What inspired you to start researching neutrinos?

My journey into neutrino research began during my fourth year at Nagoya University when I joined a neutrino experiment lab. At the time, neutrino research was gaining immense attraction due to the completion of Super-Kamiokande, the world’s largest water Cherenkov cosmic particle observation facility, operated by the Institute for Cosmic Ray Research at the University of Tokyo. I was drawn to this field and decided to dive in, starting my research under Professor Kimio Niwa, a renowned neutrino researcher.

The first project I became involved with was called OPERA. This experiment aimed to observe ‘neutrino oscillations*’ by sending neutrinos from the European Organization for Nuclear Research (CERN), located on the Swiss-French border, 730km to Italy. My role was to develop the detector used in the project, and despite still being a student, I had the responsibility of leading the detector team.

*Neutrino oscillation: A phenomenon where neutrinos change into different types as they travel. This process is thought to be related to the fundamental mystery of how matter was created at the beginning of the universe. 

It’s amazing that, as a student, you were already leading such a major project!

Looking back, it was an unforgettable experience. The OPERA experiment was a success, and we were able to observe neutrino oscillations in ‘appearance mode’ for the first time in the world. This groundbreaking achievement contributed to Professor Takaaki Kajita being awarded the Nobel Prize in Physics in 2015.

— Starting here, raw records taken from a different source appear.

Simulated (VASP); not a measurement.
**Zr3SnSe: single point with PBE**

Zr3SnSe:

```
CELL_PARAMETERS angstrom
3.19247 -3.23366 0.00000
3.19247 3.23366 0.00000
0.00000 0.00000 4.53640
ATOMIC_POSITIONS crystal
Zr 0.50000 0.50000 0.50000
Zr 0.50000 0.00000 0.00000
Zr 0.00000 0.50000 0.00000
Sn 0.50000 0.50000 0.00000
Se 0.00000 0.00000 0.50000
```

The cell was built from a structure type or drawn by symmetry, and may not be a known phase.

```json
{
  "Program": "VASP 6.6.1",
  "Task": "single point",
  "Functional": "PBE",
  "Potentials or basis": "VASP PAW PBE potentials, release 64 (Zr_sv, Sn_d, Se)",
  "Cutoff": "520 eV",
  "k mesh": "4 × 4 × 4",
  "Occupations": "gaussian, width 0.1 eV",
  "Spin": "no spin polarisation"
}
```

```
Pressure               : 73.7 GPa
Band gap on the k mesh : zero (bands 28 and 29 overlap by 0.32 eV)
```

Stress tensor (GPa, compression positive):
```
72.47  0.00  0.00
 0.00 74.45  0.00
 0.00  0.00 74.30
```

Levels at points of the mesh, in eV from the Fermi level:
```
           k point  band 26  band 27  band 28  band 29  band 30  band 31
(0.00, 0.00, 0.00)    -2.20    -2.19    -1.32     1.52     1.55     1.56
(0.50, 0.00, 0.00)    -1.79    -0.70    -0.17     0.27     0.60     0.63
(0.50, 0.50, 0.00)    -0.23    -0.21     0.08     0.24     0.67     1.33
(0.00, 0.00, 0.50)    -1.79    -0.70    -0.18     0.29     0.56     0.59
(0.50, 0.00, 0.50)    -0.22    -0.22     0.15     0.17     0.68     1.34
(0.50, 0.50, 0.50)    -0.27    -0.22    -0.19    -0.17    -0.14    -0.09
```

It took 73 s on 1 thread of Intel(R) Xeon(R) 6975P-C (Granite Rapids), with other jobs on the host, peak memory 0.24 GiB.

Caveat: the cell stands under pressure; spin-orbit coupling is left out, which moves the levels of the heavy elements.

Since then, I have participated in various neutrino experiments both in Japan and abroad. Today, I balance my role as an associate professor at Chiba University with my position as an assistant professor at the University of Bern in Switzerland. I commute between Japan and Switzerland every few months. It is a hectic schedule, but it’s also exhilarating.

For the first time in human history, high-energy neutrinos that are extremely challenging to observe have been detected.

I understand that you are currently involved in an international experiment called FASER. Could you explain what this experiment entails?

FASER is an experiment using the world’s most powerful proton-proton collider—the Large Hadron Collider (LHC) at CERN. This experiment involves capturing particles produced by high-energy proton collisions in the LHC positioned using a detector positioned in a tunnel 480 meters from the collision point. I am the leader of the FASERν project, which aims to detect neutrinos within the FASER experiment.

The LHC can create neutrinos with energy levels an order of magnitude higher than those examined in conventional experiments. This allows us to explore neutrino behavior in an unprecedented high-energy range, marking the first such investigation in the world. We anticipate that these efforts could lead to new insights into the nature of elementary particles.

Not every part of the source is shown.